Obama Seeks to Cement Agency Diversity Efforts Before Trump Takes Office
Leaders emphasize the importance of inclusion across the federal workforce.
As President-elect Donald Trump prepares to take control of the executive branch, the Obama administration is looking to institutionalize the progress it has made in building diversity priorities into hiring and everyday government practices.
The White House is hosting a multi-day event that kicked off Monday to share best practices and emphasize the importance of inclusion at all levels of federal agencies. Officials including Office of Management and Budget Director Shaun Donovan, Office of Personnel Management acting Director Beth Cobert and chief of staff to First Lady Michelle Obama and assistant to President Obama Tina Tchen expressed their pride in what the administration has accomplished and the importance of building on that momentum as Trump takes office.

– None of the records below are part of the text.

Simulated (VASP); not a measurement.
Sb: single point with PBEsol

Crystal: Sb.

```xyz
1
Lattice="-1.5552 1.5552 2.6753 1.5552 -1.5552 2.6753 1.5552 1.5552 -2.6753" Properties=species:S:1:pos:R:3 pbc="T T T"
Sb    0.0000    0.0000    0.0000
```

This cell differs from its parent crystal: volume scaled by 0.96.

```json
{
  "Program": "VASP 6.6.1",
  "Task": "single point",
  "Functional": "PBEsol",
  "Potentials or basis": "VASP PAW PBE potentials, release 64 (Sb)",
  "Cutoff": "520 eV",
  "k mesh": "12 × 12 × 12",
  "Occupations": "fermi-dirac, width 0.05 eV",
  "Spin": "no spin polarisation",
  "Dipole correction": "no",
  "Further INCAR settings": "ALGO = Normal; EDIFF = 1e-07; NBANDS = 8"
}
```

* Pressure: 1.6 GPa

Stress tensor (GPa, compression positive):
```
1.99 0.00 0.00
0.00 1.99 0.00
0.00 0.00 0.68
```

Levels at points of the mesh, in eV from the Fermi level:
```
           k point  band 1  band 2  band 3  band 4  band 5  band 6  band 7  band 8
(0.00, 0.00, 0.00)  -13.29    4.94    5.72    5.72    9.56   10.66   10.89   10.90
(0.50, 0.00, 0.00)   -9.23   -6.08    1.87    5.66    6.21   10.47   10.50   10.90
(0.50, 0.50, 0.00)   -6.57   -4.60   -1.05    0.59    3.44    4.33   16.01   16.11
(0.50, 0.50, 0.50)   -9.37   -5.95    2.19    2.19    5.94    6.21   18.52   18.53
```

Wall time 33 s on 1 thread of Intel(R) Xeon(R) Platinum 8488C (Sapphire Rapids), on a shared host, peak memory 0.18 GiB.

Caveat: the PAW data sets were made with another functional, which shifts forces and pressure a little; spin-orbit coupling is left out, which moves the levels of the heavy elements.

The Summit on Diversity and Inclusion in Government followed the work of a council created by Obama in a 2011 executive order to bring more people from a wider array of backgrounds into the federal workforce. In addition to administration officials, private sector companies, academic researchers and advocacy groups addressed the federal personnel gathered at the White House. Cobert instructed them to move beyond training to instead ensure in the closing weeks of Obama’s term that diversity is “being built into the fabric of all business functions” in government.
She noted specific success stories, such as the Agriculture Department's use of blind applications in hiring. As a result, the department increased the number of women in Senior Executive Service positions by 50 percent. In addition, agencies exceeded Obama’s goal of hiring more than 100,000 disabled individuals in government over five years.
Passing that milestone “didn’t stop with a celebration,” Cobert said, adding that agencies should continue to press ahead on diversity efforts underway as the Obama administration comes to an end.
Donovan said managers should commit to hiring diverse teams, noting that hearing different perspectives made him better at his job. He also advocated agencies work together to find common solutions to shared problems.
“This is something that drives me nuts about government,” Donovan said. “So often we have each individual agency working on their own, in their own silo. The fact is -- particularly when it comes to an issue like diversity -- there are a lot of similar challenges.”
He added there was no reason each agency should try to reinvent the wheel, and in many cases, “innovation” should simply mean “theft.”
“The idea that each of us would try to solve these challenges alone doesn’t make any sense,” Donovan said.
Elizabeth Sherwood-Randall, the Energy Department’s deputy secretary, said the “experience of our nation” this past summer forced the organization’s leadership to examine “what we can do together.” That led to informal listening sessions with herself and Secretary Ernest Moniz and rank-and-file employees, who reported they would not work at an agency without a commitment to diversity. This provided a wake-up call to the department, she said.
“Self-interest is a good motivator if doing the right thing is not,” Sherwood-Randall said. She added leadership would have to drive diversity initiatives, and the efforts must be lead “by those who have been included in their life experiences” rather than historically excluded groups.
A.J. Jones II, the chief policy and communications officer for the W.K. Kellogg Foundation, said what administration officials could not, making direct references to Trump’s appointments and promises. He stressed the importance of having difficult conversations, saying federal employees should ask Sen. Jeff Sessions, R-Ala., who Trump has tapped to serve as his attorney general, how he “feels about diversity in the workforce.” He noted inclusion in Trump’s administration would be important, as he “can’t do great deals with China” if he has no one of Chinese descent in his administration.
Sherwood-Randall admitted agencies are facing a “ticking clock” to build diversity efforts into their core missions. She said agencies across government are preparing a report for the Trump transition team to inform them of the diversity initiatives already underway.
The deputy secretary, who left the summit early to attend her first meeting with Trump’s Energy team, said her department’s efforts on diversity were still unfinished. Her workforce, she added, would be “extremely disappointed if all the work that has been done is dropped or lost” when Trump takes office.
Turning the clock back on agencies’ inclusion efforts would put them at a competitive disadvantage, Donovan said.
“If we’re missing a big part of America with the recruiting that were doing,” he said, “we’re playing with one hand tied behind our back.”